Through the Veil (Isaiah 11; Hebrews 6)
Each of the seasons of the Church year picks up on a certain mood: New Life for Easter, Doing Without for Lent, Joy for Christmas. I once heard someone say the season whose mood matches up best with the bulk of our days is Advent. Much of life, she observed, is spent waiting — and Advent is the time of hopeful waiting.
Advent is waiting for things to get better, but the Advent brand of anticipation has its own qualities.
1) A deep running conviction there’s something good ahead and it’s coming toward us.
2) A realization that in the meantime in some small ways it’s already here,
3) A recognition we are to work along with it to hasten its arrival.
The scenes, characters and colors of Advent carry just this note of expectancy.
There’s Isaiah’s ringing three-word promise, “On That Day,” which he illustrates with his portraits of The Peaceable Kingdom — wolves lying down with lambs, just judgments on the poor, and the earth filled with knowledge of the Lord. This promise, he insists, is not empty: “The Day” is on the way. John the Baptist continues the momentum with his startling announcement that God’s Kingdom is at hand, and that we can do things to position ourselves and our world to usher it in. But it’s Paul who adds practicality to this task when he touches on two helps for living in this anticipatory way.
First are the Scriptures. Among other things, they are a collection of encouragements — all these stories, sayings and wisdoms to cheer us on in this time between the promise and its fulfillment. Events like the against-all-odds rescue from slavery in Egypt, the unexpected appearance of saints and prophets, the unpredictable break-through of Jesus’ life, death and resurrection. All these, Paul tells us, are meant to carry us through and draw us on.
Paul then sets out the quality of endurance. Simpler to talk about than to do, it’s that certain something enabling us to keep on keeping on through the strained times before the coming. The strength needed to carry on, he insists, arises from a deeper place than our own resources, coming as it does from “The God of endurance.” It’s God in Jesus walking with us on this road of expectancy, this way of the Promise. This is Paul’s Advent formula, opening to the encouragement from those who have gone before and leaning on an inner endurance whose roots reach down into the very life of God. Vincent’s repeated counsels to trust find echo here, “We have tried to follow Divine Providence in all things and to put our feet only in the place it has marked out for us.” (Letter to Bernard Codoing, CCD II,499)
The mood of Advent speaks to that lifeline of hope we need in everyday living, that confidence in an unseen future we trust is coming toward us.

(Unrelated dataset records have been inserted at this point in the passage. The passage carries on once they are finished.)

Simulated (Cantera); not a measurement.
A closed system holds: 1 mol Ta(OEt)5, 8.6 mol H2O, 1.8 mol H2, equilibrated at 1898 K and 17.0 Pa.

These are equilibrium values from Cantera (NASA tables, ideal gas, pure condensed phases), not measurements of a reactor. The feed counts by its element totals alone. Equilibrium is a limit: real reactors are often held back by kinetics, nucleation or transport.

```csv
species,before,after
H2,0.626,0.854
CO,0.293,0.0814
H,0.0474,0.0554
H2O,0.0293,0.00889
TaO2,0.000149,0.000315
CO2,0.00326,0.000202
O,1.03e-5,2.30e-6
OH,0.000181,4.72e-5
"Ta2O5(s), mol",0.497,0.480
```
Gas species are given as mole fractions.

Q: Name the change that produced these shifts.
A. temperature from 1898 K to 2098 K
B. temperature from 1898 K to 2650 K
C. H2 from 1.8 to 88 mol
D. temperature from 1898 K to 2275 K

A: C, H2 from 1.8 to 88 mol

Chapter 6 of the Letter to the Hebrews offers a vivid image for this state of anticipation. Someone is standing in front of a large curtain with an anchor in his hand. Without knowing what’s beyond the veil, he swings it and throws it through the curtain with the confidence there’s an anchoring place on the other side. Isn’t that our Advent stance – not knowing the future but standing there with hope in our hands and casting it forward by our efforts and our trust that God in Christ is moving toward us with the wonders of the Peaceable Kingdom. Come Lord Jesus.